The 4 seater Nano, with an engine around 625cc, will have a dealer price of 100,000 rupees ($2,500), about half the cost of the cheapest car on today's market, a 25-year old model from Maruti Suzuki, Tata's great rival.
The Nano will go on sale later this year, the company said. "Let me assure you and our critics the car we have designed will meet all safety norms and all foreign environmental criteria," Chairman Ratan Tata said as he proudly unveiled what had been dubbed the "People's Car" at the Auto Expo in New Delhi.
The compact but curvy Nano stands in sharp contrast to the luxury Jaguar and Land Rover brands that Tata is negotiating to acquire from Ford Motor Co. Hundreds of people crowded into the pavilion to see the long awaited launch, standing on chairs to get the best view as Tata introduced and then drove the car onto the stage in a media circus more worthy of a pop concert or an Oscar ceremony.

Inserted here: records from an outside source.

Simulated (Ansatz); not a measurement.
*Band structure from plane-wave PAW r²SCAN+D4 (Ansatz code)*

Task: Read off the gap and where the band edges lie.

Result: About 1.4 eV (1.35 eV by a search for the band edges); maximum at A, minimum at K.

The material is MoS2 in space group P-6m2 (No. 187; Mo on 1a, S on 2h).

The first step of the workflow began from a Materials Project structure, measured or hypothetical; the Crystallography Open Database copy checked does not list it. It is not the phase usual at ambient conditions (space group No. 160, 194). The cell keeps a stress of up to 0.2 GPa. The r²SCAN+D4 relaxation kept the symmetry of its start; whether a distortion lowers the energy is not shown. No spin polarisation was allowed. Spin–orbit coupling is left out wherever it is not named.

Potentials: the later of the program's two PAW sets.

Tata planned the car years ago as a safer and more affordable alternative for the millions who often ferry families of four, plus baggage, on motorbikes and scooters. New cars are preferable to buyers in India, where the absence of an organised market for second hand cars makes buying them a tedious and sometimes risky process.
Environmentalists are not so enthusiastic. They worry millions of the cheap cars will flood on to India's roads, many of which are already heavily congested, sending emissions levels sky high in Asia's third biggest economy.